China Rout Accelerates in U.S. as ETFs Plunge Amid Growth Woes

  • Declines in A-Share ETFs exceed drop in Shanghai Composite
  • Bloomberg gauge of China ADRs plunge by most since August

The largest exchange-traded funds tracking yuan-denominated equities fell the most in four months as the rout in Chinese equities sparked by a bigger-than-forecast manufacturing slowdown accelerated in New York trading.

The Deutsche X-trackers Harvest CSI 300 China A-Shares ETF tumbled 8.5 percent to $25.60 on Monday, while the Market Vectors ChinaAMC A-Share ETF retreated 8.9 percent to $40.17. The declines were the biggest since Aug. 24 and exceeded a 7 percent drop earlier in the day on the CSI 300 Index before a trading halt. The ETF selloff may indicate that investors expect further weakness in the A-share market, according to Emma Dinsmore, chief executive officer of R-Squared Macro Management.

“The outlook for Chinese equities is fairly bearish, similarly for the yuan,” Dinsmore said Monday by phone from Birmingham, Alabama. “Both have significant headwinds. The major underlining fear is that China can’t control the pace of its slow down.”

Not Normal

The selling was the worst since a mainland rout in August that wiped out $5 trillion in market value. Trading of stocks, bonds and options were halted in China after the retreat in the CSI 300 Index of large-capitalization companies listed in Shanghai and Shenzhen. Investors exited the market after data showed Chinese manufacturing contracted for a fifth straight month.

The stock trading halt on Monday won’t become the “norm” as the CSI 300 Index includes blue chip stocks with liquidity and low valuations that won’t “very often” trigger the “circuit breaker” mechanism, China’s state-run Xinhua News Agency reported, citing unidentified market participants.
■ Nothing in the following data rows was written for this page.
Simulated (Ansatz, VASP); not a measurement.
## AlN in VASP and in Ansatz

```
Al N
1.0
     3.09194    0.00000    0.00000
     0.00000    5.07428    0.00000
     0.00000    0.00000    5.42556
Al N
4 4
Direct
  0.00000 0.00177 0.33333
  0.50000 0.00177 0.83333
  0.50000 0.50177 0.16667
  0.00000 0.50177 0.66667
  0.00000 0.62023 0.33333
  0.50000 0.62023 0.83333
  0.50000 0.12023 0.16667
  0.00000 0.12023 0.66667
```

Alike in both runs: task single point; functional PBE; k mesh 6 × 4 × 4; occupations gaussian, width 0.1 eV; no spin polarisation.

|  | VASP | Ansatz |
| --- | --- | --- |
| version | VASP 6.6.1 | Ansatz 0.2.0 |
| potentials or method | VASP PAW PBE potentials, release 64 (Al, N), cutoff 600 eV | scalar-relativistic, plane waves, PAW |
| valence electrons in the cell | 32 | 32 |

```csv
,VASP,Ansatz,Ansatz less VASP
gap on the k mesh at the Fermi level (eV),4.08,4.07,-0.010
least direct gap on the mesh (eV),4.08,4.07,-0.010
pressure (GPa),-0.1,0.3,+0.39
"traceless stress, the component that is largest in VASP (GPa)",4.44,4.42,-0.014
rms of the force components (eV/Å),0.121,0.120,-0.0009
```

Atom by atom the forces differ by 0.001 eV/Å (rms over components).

A Bloomberg gauge of the most-traded Chinese companies listed in the U.S. sank 4.6 percent, also the most since Aug. 24. American depositary receipts of online tourism site Qunar Cayman Islands Ltd. led the decline, plunging a record 17 percent to $43.96 after founder Chenchao Zhuang left his position as chief executive officer. The company merged with Ctrip.com International Ltd. in October through a share swap.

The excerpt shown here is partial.